The State of Florida charged Jabari Kemp with vehicular manslaughter, alleging that his reckless driving caused the deaths of five people. While Kemp’s postconviction proceedings were pending, the Florida Supreme Court adopted the Daubert standard for the evaluation of expert testimony. Applying the Daubert standard, the Florida Court of Appeals reversed the conviction and remanded for a new trial.
Facts of the Case
Kemp exited from I-95. When his vehicle reached the end of the exit ramp, it ran a red light and crashed into a Lexus sedan. An expert witness for the prosecution testified that Kemp’s vehicle was traveling at 128 mph.
To prove that Kemp was driving recklessly, the prosecution needed to establish that he was in control of his vehicle. Under Florida law, the mere loss of control of a vehicle does not constitute reckless driving. There was no suggestion that Kemp was incapable of controlling the car because of intoxication or any other voluntary action.

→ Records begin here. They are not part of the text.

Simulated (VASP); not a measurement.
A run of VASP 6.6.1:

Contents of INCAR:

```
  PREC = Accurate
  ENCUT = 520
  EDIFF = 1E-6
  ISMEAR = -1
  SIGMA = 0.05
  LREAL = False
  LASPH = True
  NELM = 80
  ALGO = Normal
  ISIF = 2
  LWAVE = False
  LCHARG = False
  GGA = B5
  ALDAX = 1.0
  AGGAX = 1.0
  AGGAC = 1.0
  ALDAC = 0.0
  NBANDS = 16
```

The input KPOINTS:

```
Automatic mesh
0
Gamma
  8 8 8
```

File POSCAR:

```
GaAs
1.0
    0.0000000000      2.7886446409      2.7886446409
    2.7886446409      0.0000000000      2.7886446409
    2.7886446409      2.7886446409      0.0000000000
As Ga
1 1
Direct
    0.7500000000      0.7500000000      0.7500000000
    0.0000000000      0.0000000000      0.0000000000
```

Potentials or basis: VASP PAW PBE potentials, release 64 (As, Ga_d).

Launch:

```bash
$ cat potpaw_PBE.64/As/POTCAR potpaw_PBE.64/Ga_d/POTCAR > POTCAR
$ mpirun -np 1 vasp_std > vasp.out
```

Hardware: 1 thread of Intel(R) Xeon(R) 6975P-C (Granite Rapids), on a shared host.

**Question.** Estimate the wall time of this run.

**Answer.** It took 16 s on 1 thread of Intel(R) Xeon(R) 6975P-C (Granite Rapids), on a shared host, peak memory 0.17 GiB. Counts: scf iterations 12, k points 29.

Kemp testified that he felt faint before he exited from I-95. At that time, he was driving at about 65 mph. He testified that he lost consciousness and does not recall the crash. His attorney theorized that he passed out with his foot on the accelerator, causing the car to speed up as it traveled down the exit ramp.
An eyewitness testified that Kemp’s car moved down the ramp in a straight line, giving the impression that the driver was unconscious. The eyewitness did not see brake lights illuminate as Kemp’s car traveled down the ramp or into the intersection.
The prosecution offered no reason why Kemp would choose to drive down an exit ramp at 128 mph and then run a red light. The prosecution’s only hope of getting a conviction rested with its effort to prove that Kemp applied the brakes before reaching the intersection in an unsuccessful attempt to avoid the collision.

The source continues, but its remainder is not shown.